Say My Name!

Searching for the Names of the Enslaved at PVAMU

 

In 2020, PVAMU President Ruth Simmons and Simmons Center for Race & Justice Director Melanye Price asked PVAMU History Professor Dr. Marco Robinson to begin conducting research into the early history of Prairie View A&M University. He asked a group of scholars in the Division of Social Sciences to conduct their own personal investigations and incorporate research projects into their American History survey courses. With no funding at his disposal, Dr. Robinson also worked with a newly-hired public historian, Dr. T. DeWayne Moore, and the PVAMU archivists–Phyllis Earles and Lisa Stafford–to write a series of grant proposals.

One of the most startling discoveries in the initial months was the fact that we did not know the name of a single person who had been enslaved on the plantation that later became PVAMU. Thus, we had no way to track down the descendants of the formerly enslaved people who lived at Alta Vista.

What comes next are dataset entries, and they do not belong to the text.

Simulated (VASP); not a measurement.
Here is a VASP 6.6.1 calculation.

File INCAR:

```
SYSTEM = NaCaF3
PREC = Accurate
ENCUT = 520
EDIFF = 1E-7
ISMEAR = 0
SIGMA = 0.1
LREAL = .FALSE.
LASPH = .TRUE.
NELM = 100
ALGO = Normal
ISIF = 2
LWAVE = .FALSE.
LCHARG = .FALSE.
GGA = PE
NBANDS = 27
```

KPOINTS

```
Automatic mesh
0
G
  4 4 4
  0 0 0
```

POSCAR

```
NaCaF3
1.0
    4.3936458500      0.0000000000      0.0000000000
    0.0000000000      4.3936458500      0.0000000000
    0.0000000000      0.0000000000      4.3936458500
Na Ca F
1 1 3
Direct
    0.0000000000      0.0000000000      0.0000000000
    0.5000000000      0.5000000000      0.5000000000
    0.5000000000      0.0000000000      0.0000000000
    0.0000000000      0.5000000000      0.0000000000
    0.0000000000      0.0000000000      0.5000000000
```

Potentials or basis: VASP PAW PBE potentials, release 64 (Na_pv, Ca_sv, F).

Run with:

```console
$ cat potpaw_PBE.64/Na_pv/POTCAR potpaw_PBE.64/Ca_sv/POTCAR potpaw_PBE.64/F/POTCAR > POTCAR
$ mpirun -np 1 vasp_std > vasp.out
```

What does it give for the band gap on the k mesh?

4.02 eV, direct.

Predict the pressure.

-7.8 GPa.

This blog post reveals the first name we discovered in 2021. 

slave ships22

What’s in a Name?

For African Americans, the genealogical research process is painful. It reflects the blunt historical truth about hereditary chattel slavery. Historical researchers do not look for evidence about the existence of people. Instead, we need to trace the way property changed hands. Consider the documents associated with buying a house or vehicle in 2023. Slaves were considered property in the nineteenth century, and we can find records associated with slaves. But those records are in the owner’s name.

The 1850 and 1860 censuses included “slave schedules,” and the census  enumerators asked slaveowners to list the ages and genders of the enslaved people they held in bondage. The slave schedules, however, do not include their names. This fact has made it difficult to track down the descendants of the people enslaved at Alta Vista.

 

Jared Ellison Kirby

Slaveowner, Planter, and Confederate Soldier

 

One of the first steps in the research process was examining the life of Jared Ellison Kirby, the slaveowner and planter who owned the land on which the university sits before the Civil War. An excellent place to learn more about the lives of Americans in the nineteenth century is Ancestry.com, the world’s largest collection of online family history records and government documents.

The slave schedules in the 1860 United States Census reveal that J. E. Kirby owned 159 slaves–more than any other slave owner in Austin County at that time.

Besides census records and slave schedules, we located the manifest of the ship named Galveston, which transported slaves from New Orleans, Louisiana to Galveston, Texas in May 1858 for a domestic slave trading company, Fellows & Co. 

Though an 1807 law banned the trans-Atlantic slave trade to the United States as of 1 January 1808, slaves could still be bought and sold (and transported) within the country. The same law that banned the foreign slave trade also regulated the internal transportation of slaves, requiring masters of vessels carrying slaves in coastal waters to provide a manifest detailing their slave cargo when leaving (“outward”) or entering (“inward”) a port. 

The ship manifest contains the name of one person who likely lived at Kirby’s enslaved labor plantation, Alta Vista, in then-Austin County, Texas.

Source: The National Archives in Washington, DC; Washington, DC; Slave Manifests of Coastwise Vessels Filed at New Orleans, Louisiana, 1807-1860; Microfilm Serial: M1895; Microfilm Roll: 30.

Slave Ship Galveston

Slave Ship Line Drawing 2

In May 1858, Captain Rathburn transported a fifteen year-old woman, who was five feet, one inch tall, on the Galveston.

Her name was Lucinda.

 

Lucinda Slave
 
No consolidated database of slave ship manifests exists, but Ancestry.com is an important online resource that brings some of these records together in searchable database. Other primary sources–such as wills, estate inventories, deeds, and probates–can also reveal how human property changed hands in the antebellum period, but these records are often difficult to read, and most of them are not digitized or indexed for easy searching. Yet, a couple of genealogists who work with the Waller County Historical Commission have been working hard to digitize the records in the basement of the Waller County courthouse in Hempstead. Since Waller County did not exist until 1873, however, this effort will not provide much insight into antebellum slavery.
 
Indeed, it will be very difficult to track down the descendants of people enslaved at Alta Vista, but the increased interest in university history and digital preservation has positively changed the prospects for institutional historians at PVAMU. If we try harder to make the archival collections at PVAMU available—and visible and searchable—online, and if white researchers who find evidence of slaveholding in their families will make family documents public, for Black researchers to access and use, we can discover the names of more enslaved people in Waller County. 

 

Our mission at the Digital PV Panther Project is to eliminate historical silences through digital storytelling and prevent the erasure of African American history through historic preservation at PVAMU.